Chords of International Harmony:
The Tokyo String Quartet Resonates with Subaru Telescope
March 09, 2010
Saturday evening, February 6th, was a night to remember, not only during the extraordinary performance of the Tokyo String Quartet, one of the world's most prestigious chamber ensembles, but also afterwards at the animated informal reception for the artists. Subaru provided the site for the reception, where the performers mingled with about 40 guests-members of the Hawaii Concert Society; Subaru staff; and other admirers who had attended the concert.
This relaxing context offered interesting opportunities to converse and learn more about this celebrated group. One of the guests, visiting from Japan, is a board member of the Nippon Music Foundation, which loans its famous Stradivarius instruments to the Quartet. The reception gave him a chance to meet and talk with the members of the Quartet for the first time. Other guests had a close-up view of the Quartet's famous stringed instruments, the so-called "Paganini Quartet", which were superbly crafted in the late 17th and early 18th centuries and were once owned and played in the 19th century by virtuoso violinist Niccolo Paganini.
Beyond the guests' obvious enjoyment of their conversations, the evening highlighted several themes that the Quartet and Subaru share. Although their specialties are different, Subaru and the Quartet are similar in cultivating cooperation in the wider international arena and creating ties with diverse communities around the world. Subaru offers observations with its telescope to scientists worldwide and teams with them to publish joint articles and develop new technologies. The Quartet collaborates with a remarkable array of artists, composers, and organizations to foster a global musical community, in addition to performing in over 100 concerts a year in many different countries.

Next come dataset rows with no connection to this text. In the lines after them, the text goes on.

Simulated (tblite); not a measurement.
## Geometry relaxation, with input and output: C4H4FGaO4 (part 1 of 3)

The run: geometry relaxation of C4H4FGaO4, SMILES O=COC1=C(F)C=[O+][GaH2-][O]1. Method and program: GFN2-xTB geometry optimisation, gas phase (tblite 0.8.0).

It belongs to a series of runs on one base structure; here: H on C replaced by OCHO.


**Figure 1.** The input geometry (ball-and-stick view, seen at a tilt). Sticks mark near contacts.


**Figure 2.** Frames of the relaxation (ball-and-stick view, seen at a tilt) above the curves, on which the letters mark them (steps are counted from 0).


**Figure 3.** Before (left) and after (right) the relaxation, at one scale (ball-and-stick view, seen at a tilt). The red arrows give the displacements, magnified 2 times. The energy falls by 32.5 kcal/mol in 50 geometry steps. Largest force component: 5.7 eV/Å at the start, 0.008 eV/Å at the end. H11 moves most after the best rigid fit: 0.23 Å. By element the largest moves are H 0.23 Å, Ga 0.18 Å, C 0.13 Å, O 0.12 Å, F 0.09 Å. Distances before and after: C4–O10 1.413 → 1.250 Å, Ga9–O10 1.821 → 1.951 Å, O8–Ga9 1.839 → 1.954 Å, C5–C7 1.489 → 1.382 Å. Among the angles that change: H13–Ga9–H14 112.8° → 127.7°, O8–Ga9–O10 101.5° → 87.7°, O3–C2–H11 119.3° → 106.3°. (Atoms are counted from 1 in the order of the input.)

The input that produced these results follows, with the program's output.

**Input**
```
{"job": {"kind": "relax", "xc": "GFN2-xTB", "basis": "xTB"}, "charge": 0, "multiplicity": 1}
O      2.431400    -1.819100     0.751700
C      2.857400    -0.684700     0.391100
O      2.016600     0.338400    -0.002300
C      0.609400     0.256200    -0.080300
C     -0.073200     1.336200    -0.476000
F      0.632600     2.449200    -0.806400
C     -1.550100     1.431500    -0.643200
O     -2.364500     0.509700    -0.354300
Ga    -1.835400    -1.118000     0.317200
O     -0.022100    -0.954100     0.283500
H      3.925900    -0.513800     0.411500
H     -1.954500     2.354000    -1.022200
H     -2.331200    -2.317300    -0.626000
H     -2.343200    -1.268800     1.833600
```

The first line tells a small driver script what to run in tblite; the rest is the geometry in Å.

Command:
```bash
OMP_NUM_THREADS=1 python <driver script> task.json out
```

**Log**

At its core, the similarities between Subaru Telescope, a scientific organization, and the Tokyo String Quartet, a group of musical artists, converge in their shared values of international collaboration and cooperation, enhanced communication, and a dedication to excellence. Such attributes may be partially responsible for their longevity. In 2009, Subaru celebrated its 10th anniversary since the telescope saw first light, and the Quartet recently marked its 40th anniversary in Tokyo with three major concerts.
Although the composition of the Quartet and the staff at Subaru have changed over the years, their commitment to cooperation and quality has not. As one reviewer said of the Quartet, "The things the Tokyo does better than most are its almost symbiotic level of togetherness that produces such uniformity of interpretation." As Subaru continues to scan the skies to discover more about the stars and distant galaxies, and the Quartet plays the universal language of music to reach diverse audiences, they resonate in touching a human chord of international harmony on this Earth.